On Wed, Jul 12, 2006 at 03:51:53PM -0400, Bob Rogers wrote:
>    From: Leopold Toetsch <[EMAIL PROTECTED]>
>    Date: Wed, 12 Jul 2006 21:15:44 +0200
> 
>    On Wed, Jul 12, 2006 at 01:27:24PM -0500, Patrick R. Michaud wrote:
>    > The perl6 compiler has a custom string type, currently called 
>    > "Perl6Str".  What's the canonically correct mechanism for creating 
>    > an object of that type?
>    > 
>    >     $P0 = new 'Perl6Str'
>    >     $P0 = new .Perl6Str
>    >     $P0 = new [ 'Perl6Str' ]
> 
>    2) only works, *if* the lib, which defines that type is already
>       loaded (via :immediate/loadlib or .loadlib), because it's
>       translated to new_p_ic, i.e. the type name is converted to
>       a type number at compile time, which speeds up run time
>       object creation.
> 
> So the type is bound to a number in the .pbc?  Isn't this dangerous for
> types that are not built in?  Couldn't this number mean something
> different if libraries happen to get loaded in a different order?

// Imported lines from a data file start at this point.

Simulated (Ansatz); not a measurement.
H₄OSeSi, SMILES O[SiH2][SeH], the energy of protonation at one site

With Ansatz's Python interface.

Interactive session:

IIUC, the type is bound to a number in the .pbc only for the second 
form (.Perl6Str).  And yes, it is dangerous for the non-built-in types, 
which is why I think the note in DEPRECATED.pod is likewise dangerous:

    =item Class name IDs
    ... will require a dot in front
      $P0 = new Integer               => $P0 = new .Integer

AFAICT, the only safe form for the non-builtin types is to use
a string, a key, or the separate find_type lookup...which is what
prompted my original question in this thread about which form 
is canonically (and operationally) correct.